3D Printed Conductive
One of the few things I seemed to get time for at this year's TCT Show + Personalize in Birmingham, UK, was to sit down with Dr Simon Leigh, a member of the Micro Stereolithography and Additive Manufacturing Lab at The University of Warwick. Simon first contacted me before the show with a teaser about their research on 3D printed consuctive polymers for use on extrusion-based machines — I was intrigued, and this is why.
While at the show Simon showed me a couple of 3D printed hand-held controllers for a generic gaming system. They looked reasonably neat — exactly what you'd expect from a well-calibrated machine run at a university in fact — but nothing special. The 'buttons' of the controller were black however, where the rest was green. That was pretty nifty, I thought.
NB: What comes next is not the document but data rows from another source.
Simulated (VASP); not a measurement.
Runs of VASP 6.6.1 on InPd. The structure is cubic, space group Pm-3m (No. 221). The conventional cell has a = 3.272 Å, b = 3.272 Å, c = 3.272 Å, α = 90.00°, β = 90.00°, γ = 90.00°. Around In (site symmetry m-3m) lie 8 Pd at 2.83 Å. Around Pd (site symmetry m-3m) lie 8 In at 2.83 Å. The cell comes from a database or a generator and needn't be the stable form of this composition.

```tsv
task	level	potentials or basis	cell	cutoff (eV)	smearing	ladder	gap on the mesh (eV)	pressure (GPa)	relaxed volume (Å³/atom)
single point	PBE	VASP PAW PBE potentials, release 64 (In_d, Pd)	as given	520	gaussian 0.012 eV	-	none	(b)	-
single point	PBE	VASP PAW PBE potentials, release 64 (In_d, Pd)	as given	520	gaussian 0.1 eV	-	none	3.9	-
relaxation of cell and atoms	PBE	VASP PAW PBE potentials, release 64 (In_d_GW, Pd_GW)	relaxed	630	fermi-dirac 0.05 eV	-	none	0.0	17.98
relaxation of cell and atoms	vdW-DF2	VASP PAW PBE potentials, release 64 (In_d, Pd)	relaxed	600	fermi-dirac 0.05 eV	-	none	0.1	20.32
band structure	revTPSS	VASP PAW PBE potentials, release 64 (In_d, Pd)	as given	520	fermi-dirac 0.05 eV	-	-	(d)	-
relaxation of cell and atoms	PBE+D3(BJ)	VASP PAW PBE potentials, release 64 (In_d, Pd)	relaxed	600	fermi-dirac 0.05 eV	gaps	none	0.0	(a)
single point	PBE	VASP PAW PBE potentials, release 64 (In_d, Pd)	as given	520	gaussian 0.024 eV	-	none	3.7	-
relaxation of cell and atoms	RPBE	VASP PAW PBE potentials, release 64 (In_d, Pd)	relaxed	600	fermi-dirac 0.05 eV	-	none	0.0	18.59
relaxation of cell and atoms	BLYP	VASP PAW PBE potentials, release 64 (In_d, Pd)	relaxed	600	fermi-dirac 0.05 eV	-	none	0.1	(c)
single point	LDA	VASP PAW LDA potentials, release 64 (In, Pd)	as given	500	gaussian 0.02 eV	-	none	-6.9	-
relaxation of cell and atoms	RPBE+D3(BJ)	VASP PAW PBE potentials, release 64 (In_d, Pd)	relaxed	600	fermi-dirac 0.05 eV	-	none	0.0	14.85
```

It wasn't until Simon plugged the controller into a box of tricks (also 3D printed) that I became truly amazed however. On a rudimentary LCD screen I could see that as I brushed my fingers across the buttons, and arrow changed direction (corresponding to the button I touched) to signify an input. The system was very sensitive and even the lightest brush with my finger was enough to change the input.
You can find out more about the tech in the Press Release below:
Engineers pave the way towards 3D printing of personal electronics
Scientists are developing new materials which could one day allow people to print out custom-designed personal electronics such as games controllers which perfectly fit their hand shape.
The University of Warwick researchers have created a simple and inexpensive conductive plastic composite that can be used to produce electronic devices using the latest generation of low-cost 3D printers designed for use by hobbyists and even in the home.
The material, nicknamed ‘carbomorph’, enables users to lay down electronic tracks and sensors as part of a 3D printed structure – allowing the printer to create touch-sensitive areas for example, which can then be connected to a simple electronic circuit board.
So far the team has used the material to print objects with embedded flex sensors or with touch-sensitive buttons such as computer game controllers or a mug which can tell how full it is.
The next step is to work on printing much more complex structures and electronic components including the wires and cables required to connect the devices to computers.
The research was led by Dr Simon Leigh in the Department of Engineering at the University of Warwick.
Dr Leigh said: “It’s always great seeing the complex and intricate models of devices such as mobile phones or television remote controls that can be produced with 3D printing, but that’s it, they are invariably models that don’t really function.
“We set about trying to find a way in which we could actually print out a functioning electronic device from a 3D printer.
“In the long term, this technology could revolutionalise the way we produce the world around us, making products such as personal electronics a lot more individualised and unique and in the process reducing electronic waste.
“Designers could also use it to understand better how people tactilely interact with products by monitoring sensors embedded into objects.
“However, in the short term I can see this technology having a major impact in the educational sector for example, allowing the next generation of young engineers to get hands-on experience of using advanced manufacturing technology to design fairly high-tech devices and products right there in the classroom.”
The printed sensors can be monitored using existing open-source electronics and freely available programming libraries.
A major advantage of using 3D printing is that sockets for connection to equipment such as interface electronics can be printed out instead of connected using conductive glues or paints.
This research is detailed in the study, A simple, low-cost conductive composite material for 3D printing of electronic sensors, published in the open-access journal PLOS ONE.
The research was funded by the EPSRC project: Novel 3D Printing Technologies for Maximising Industrial Impact (Subproject # 30821) and by the EPSRC UK Research Centre In Nondestructive Evaluation.